Saudi Arabia’s banking sector has achieved a significant milestone, with bank loans reaching SR2.93 trillion ($782 billion) in November. This marks a 13.33% year-on-year increase, the highest growth rate in 22 months, driven primarily by robust corporate lending.
Corporate Loans Drive Growth
According to the Saudi Central Bank (SAMA), corporate loans surged by 17.28% to SR1.58 trillion, the highest annual growth since 2021. Real estate activities led the charge, accounting for 21% of corporate lending and growing by 32% to SR328 billion.
The wholesale and retail trade sector followed, representing 13% of corporate lending at SR201.6 billion, with a 10.62% annual growth rate. Meanwhile, the manufacturing sector, a cornerstone of Vision 2030’s diversification goals, contributed 12%, reaching SR182.44 billion.
Key Sectors Show Strong Momentum
Electricity, gas, and water supplies also saw remarkable growth, increasing by 27.74% to SR178.56 billion, representing 11% of total corporate lending. Professional, scientific, and technical activities, though a smaller share at 0.53%, experienced the most significant surge, growing 54.44% to SR8.38 billion.
Education loans followed closely, rising by 29.93% to SR8 billion, reflecting the Kingdom’s focus on human capital development. On the personal loans front, the sector grew by 9.05% annually to SR1.35 trillion, underscoring consumer confidence and economic diversification efforts.
Global Outlook and Economic Diversification
Standard Chartered’s Global Market Outlook for 2025 predicts lower interest rates will boost private sector growth, particularly in Saudi Arabia, the UAE, and Qatar. Despite a projected global growth slowdown from 3.2% to 3.1%, the Gulf Cooperation Council (GCC) remains a bright spot, driven by non-oil sector expansion and strategic investments.
Saudi Arabia’s Vision 2030 continues to fuel economic transformation, with coordinated efforts across government, financial institutions, and private enterprises. Sectors like education, science, technology, and utilities are gaining momentum, supported by substantial funding aimed at enhancing their GDP contribution.
The surge in real estate activity aligns with the Kingdom’s infrastructure and giga-projects, reinforcing its development agenda. Recent adjustments in global monetary policy, mirrored by SAMA’s interest rate changes, are expected to make borrowing more affordable, further stimulating lending and supporting key industries.
Banking Sector Resilience
SAMA data reveals Saudi banks’ regulatory capital to risk-weighted assets stood at 19.2% in Q3 2024, slightly down from 19.5% a year earlier but well above the Basel Committee’s 8% minimum requirement. The Tier 1 capital ratio reached 17.7%, reflecting the banking sector’s strength in supporting economic growth while mitigating risks.
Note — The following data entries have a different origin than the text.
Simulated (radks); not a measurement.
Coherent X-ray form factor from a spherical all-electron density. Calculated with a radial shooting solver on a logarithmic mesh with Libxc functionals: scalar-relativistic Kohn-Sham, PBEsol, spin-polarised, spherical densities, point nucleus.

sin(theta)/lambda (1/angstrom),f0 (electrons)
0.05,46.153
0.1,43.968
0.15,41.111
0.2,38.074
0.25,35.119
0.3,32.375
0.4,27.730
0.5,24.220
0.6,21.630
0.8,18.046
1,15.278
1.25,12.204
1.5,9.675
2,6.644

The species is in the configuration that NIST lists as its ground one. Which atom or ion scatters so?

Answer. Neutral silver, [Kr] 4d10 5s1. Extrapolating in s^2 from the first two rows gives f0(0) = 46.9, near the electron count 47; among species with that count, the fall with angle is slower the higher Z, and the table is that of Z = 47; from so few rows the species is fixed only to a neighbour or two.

The International Monetary Fund (IMF) highlights Saudi banks’ resilience, noting their ability to withstand severe macroeconomic shocks. Stress tests confirm their capacity to handle liquidity shocks, though the IMF recommends addressing funding concentration risks and enhancing credit risk modeling.
Improving Loan Quality
Additionally, SAMA data for Q3 2024 shows non-performing loans net of provisions to capital fell to 2.1%, down from 2.2% in the same period last year. This improvement reflects better lending portfolio quality and effective provisioning strategies.
Moreover, the IMF also notes that fixed-rate mortgages and salary-assigned loans mitigate credit risks, with 80% of retail borrowers being government employees, ensuring stable income during economic downturns.
Saudi Arabia’s corporate lending boom underscores the Kingdom’s economic resilience and diversification efforts under Vision 2030. With strong banking sector fundamentals and strategic investments, the nation is well-positioned to sustain growth and achieve its ambitious transformation goals.